With such a big change on the discussion table about what the legal BAC means, it’s important to closely examine what impact the NTSB’s proposition would have. In a drastic step to decrease drunk driving, the National Transportation Safety Board (NTSB) released a report earlier this year recommending that states lower the level of blood alcohol level (BAC) required for an OVI arrest. Currently in all 50 states, BAC must be at 0.08 for am OVI, commonly known as DUI, but the proposed level would only be 0.05. That’s about a 50% cut in how much alcohol can be in a person’s blood while driving.
To put this in perspective, currently an average sized adult can drink about 2 beers and a couple of margaritas. According to The Police Notebook BAC calculator, under the new proposal a person who weighs 160 pounds could only have one of the following before being unable to drive:
- 2 light beers
- 1 dry martini
- 1 frozen daiquiri
- 2 glasses of wine
A smaller person may be unable to have so much as a glass of wine at dinner. This also means the average woman wouldn’t be able to have more than 1 drink without being considered legally impaired.

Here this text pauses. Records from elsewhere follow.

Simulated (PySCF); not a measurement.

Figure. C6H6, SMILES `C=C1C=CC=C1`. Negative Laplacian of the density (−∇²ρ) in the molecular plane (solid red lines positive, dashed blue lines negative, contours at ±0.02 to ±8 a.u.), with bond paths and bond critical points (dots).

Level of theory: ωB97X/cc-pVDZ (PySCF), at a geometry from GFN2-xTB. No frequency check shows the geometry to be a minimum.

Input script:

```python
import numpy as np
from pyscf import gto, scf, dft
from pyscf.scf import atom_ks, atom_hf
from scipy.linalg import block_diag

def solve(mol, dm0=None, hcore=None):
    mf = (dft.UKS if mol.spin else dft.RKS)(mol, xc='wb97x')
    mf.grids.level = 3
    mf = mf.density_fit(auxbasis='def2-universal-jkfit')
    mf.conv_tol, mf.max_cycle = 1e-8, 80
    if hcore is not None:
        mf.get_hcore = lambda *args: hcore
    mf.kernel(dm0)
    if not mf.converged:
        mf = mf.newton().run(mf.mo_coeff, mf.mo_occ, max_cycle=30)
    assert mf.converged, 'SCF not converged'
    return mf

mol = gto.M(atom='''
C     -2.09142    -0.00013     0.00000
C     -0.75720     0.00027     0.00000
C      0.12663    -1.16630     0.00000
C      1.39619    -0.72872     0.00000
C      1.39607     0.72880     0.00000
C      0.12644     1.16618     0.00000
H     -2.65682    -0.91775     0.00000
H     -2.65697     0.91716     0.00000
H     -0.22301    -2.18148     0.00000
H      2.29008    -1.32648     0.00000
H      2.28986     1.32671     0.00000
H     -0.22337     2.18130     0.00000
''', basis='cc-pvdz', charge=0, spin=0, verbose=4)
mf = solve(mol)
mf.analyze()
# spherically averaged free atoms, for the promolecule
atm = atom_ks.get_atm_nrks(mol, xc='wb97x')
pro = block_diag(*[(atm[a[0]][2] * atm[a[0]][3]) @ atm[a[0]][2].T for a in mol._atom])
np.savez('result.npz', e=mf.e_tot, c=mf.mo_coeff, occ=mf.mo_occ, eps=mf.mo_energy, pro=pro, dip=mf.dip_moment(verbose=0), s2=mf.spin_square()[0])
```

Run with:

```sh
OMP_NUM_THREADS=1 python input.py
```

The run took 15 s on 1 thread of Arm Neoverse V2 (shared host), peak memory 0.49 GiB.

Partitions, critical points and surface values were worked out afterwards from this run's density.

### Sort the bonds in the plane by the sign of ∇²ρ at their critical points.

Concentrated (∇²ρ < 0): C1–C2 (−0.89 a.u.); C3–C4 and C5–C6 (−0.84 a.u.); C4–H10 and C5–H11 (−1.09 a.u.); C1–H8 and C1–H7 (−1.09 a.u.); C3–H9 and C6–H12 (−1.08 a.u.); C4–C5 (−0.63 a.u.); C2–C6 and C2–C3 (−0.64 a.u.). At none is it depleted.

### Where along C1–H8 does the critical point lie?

The recommendation was met with approval by some, including the Governors Highway Safety Association and MADD, who laud the change as preventing drunk-driver related deaths. Although the number of alcohol related driving fatalities has been on the decline for years, they say that a reduced BAC requirement will further help reduce them. The report estimates that this measure would reduce fatalities by 500-800 each year.
However, opponents of the proposal say that this will do very little to help with drunk drivers and instead will hamper responsibly drinking adults and the restaurant industry’s workers. The American Beverage Institute, which represents 8,000 restaurants and their workers, has said that this measure focuses on moderate drinkers instead of the real problem. They say that that reducing the BAC so severely will keep reasonable and safe adults from being able to relax and have a drink while crippling servers working at restaurants that serve alcoholic beverages with little to show for it. Sarah Longwell, spokeswoman for the organization, compared the recommendation to a situation when “people are driving though an intersection at 90 miles an hour and so you drop the speed limit from 35 to 25.”
Over 70% of alcohol related traffic fatalities are attributed to drivers with a BAC or over 0.15, twice the current legal limit. So when the majority of deaths result from drivers who are far over the allowed BAC, will lowering that BAC help the problem? Opponents of the recommendation say that it would be more beneficial to focus efforts on repeat offenders and those far over the legal limit. Concerns have been raised that more drivers will face a first DUI arrest and its serious consequences without any real progress being made to protect lives.
The NTSB does not hold any actual authority to draft laws or legislation, but their recommendation certainly has weight in debates over the future of DUI legislation. The board initially made the recommendation in 1982 that the legal limit be decreased from 0.10 to 0.08.
Speculation has emerged over what this could mean for technology in cars as well. Testing will soon be underway for car devices that test BAC, with the possibility of this technology coming standard in all cars. If the legal BAC might be undergoing changes, this could lead to a hiccup in this development. If the debate over the legal BAC interferes with the development and production of these devices, it might interfere with their ability to save lives. The question would then come down to whether a device that refuses to start your car if you’ve been drinking or a lower BAC law would prevent more drunk-driving deaths.